The artist who deploys irony tests the sophistication of his audience and divides it into two parts, those in the know and those who live in a fool’s paradise. Irony creates a privileged vantage point from which you can frame and stand aloof from a world you are too savvy to take at face value. Irony is the essence of the critical attitude, of the observer’s cool gaze; every reviewer who is not just a bourgeois cheerleader (and no reviewer will admit to being that) is an ironist.

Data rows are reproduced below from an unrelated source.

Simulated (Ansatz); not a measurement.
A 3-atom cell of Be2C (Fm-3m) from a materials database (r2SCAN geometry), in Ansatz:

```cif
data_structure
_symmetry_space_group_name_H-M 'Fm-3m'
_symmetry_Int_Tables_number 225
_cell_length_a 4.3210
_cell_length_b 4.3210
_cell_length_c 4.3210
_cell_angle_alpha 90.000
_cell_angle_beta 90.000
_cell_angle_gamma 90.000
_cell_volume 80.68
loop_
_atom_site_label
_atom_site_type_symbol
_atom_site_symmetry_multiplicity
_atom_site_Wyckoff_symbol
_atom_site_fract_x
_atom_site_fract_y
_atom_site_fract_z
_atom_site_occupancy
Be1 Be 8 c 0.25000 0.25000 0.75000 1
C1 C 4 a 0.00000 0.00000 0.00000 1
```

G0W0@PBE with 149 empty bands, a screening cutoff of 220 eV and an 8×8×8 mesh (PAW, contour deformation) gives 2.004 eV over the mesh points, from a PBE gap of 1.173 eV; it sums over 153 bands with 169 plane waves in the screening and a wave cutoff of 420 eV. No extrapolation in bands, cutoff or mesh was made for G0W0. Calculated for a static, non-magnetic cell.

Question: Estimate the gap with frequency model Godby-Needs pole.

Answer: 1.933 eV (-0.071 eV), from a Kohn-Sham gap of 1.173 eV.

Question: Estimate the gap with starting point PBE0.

“Les Misérables” defeats irony by not allowing the distance it requires. If you’re looking right down the throats ofthe characters, there is no space between them and you; their perspective is your perspective; their emotions are your emotions; you can’t frame what you are literally inside of. Moreover, the effect — and it is an effect even if its intention is to trade effect for immediacy — is enhanced by the fact that the faces you are pushed up against fill the screen; there is no dimension to the side of them or behind them; it is all very big and very flat, without depth. The camera almost never pulls back, and when it does so, it is only for an instant.
. . .
Endless high passion and basic human emotions indulged in without respite are what “Les Misérables” offers in its refusal to afford the distance that enables irony. Those who call the movie flat, shallow, sentimental and emotionally manipulative are not wrong; they just fail to see that what appear to them to be bad cinematic choices (in addition to prosaic lyrics that repel aesthetic appreciation, and multiple reprises of simple musical themes) are designed to achieve exactly the result they lament — an almost unbearable proximity to raw, un-ironized experience. They just can’t go with it. And why should they? After all, the critic, and especially the critic who perches in high journalistic places, needs to have a space in which he can insert himself and do the explicatory work he offers to a world presumed to be in need of it. “Les Misérables,” taken on its own terms, leaves critics with nothing to do except join the rhythms of rapt silence, crying and applause, and it is understandable that they want nothing to do with it.”